Khan first began teaching refugee boys and girls voluntarily in 2009. Since there are no purpose-built academies in the village, he along with a male and a female volunteer teacher, has been tutoring the village children under an open sky and with very little resources at his disposal. For the children, and especially the girls, Khan and his school are perhaps their only chance at an education.

“When I first saw the state of the villagers, especially their children who would pick through rubbish heaps and were being exposed to bad influences, I wanted to do something for them,” he explains his motivations to start the school. “There was nothing here. Us volunteers and the local community got together to construct a boundary wall [for the school].”

And now even this can be snatched away from them at any moment, as the caretaker government ramps up its efforts to deport unregistered Afghan immigrants by October’s end. He tells Voicepk.net that they were also running the school out of two tents donated by the United Nations High Commissioner for Refugees (UNHCR), but those were taken back some days earlier for reasons unknown to him.

Khan is deeply worried whether his students, if repatriated, would be able to continue their studies in Taliban-controlled Afghanistan. For the girls, this concern is magnified due to the ban imposed on their education by the Taliban regime.

“But that has not deterred us from our work. We are continuing to teach children under the open sky, in the hot sun or in the chilly winds. Our mission will continue,” he insists.

“I want to study, and my parents want the same for me,” says nine-year-old Siddiqua. “But there is nothing here, not even a tent [so we have no place] to sit in.”

She has an older brother who graduated from Khan’s academy. He now goes to a public school in another village, where he has a chair to sit in and a table to write on. Siddiqua was expecting that she too would tolerate the hard earth for a little while longer till she too would have the opportunity to move to a public school, but the threat of deportation may permanently dash her dreams.

“There is no space for us to study. A lot of the children work here, picking garbage or other odd jobs at their young age. Everyone comes to study [at Khan’s school],” says Abdul Basit, one of the 340 students enrolled at the academy. “I learned how to read, write and speak in Urdu and English here, I studied Science here.”

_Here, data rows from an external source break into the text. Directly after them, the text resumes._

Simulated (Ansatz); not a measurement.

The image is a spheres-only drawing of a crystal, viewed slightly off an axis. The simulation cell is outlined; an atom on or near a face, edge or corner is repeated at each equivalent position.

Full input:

He has spent the past eight years studying with only a handful of books under an open sky, and now wishes to be able to have a proper school to attend.

The Afghan Taliban’s decision to ban girls’ education and ability to work among other hardline policies have invited worldwide sanctions, further exacerbating the ongoing humanitarian crisis in Afghanistan. Some quarters have expressed concern over Pakistan’s decision to forcibly repatriate Afghan immigrants, which will certainly cast doubt on the future of refugee children, especially girls.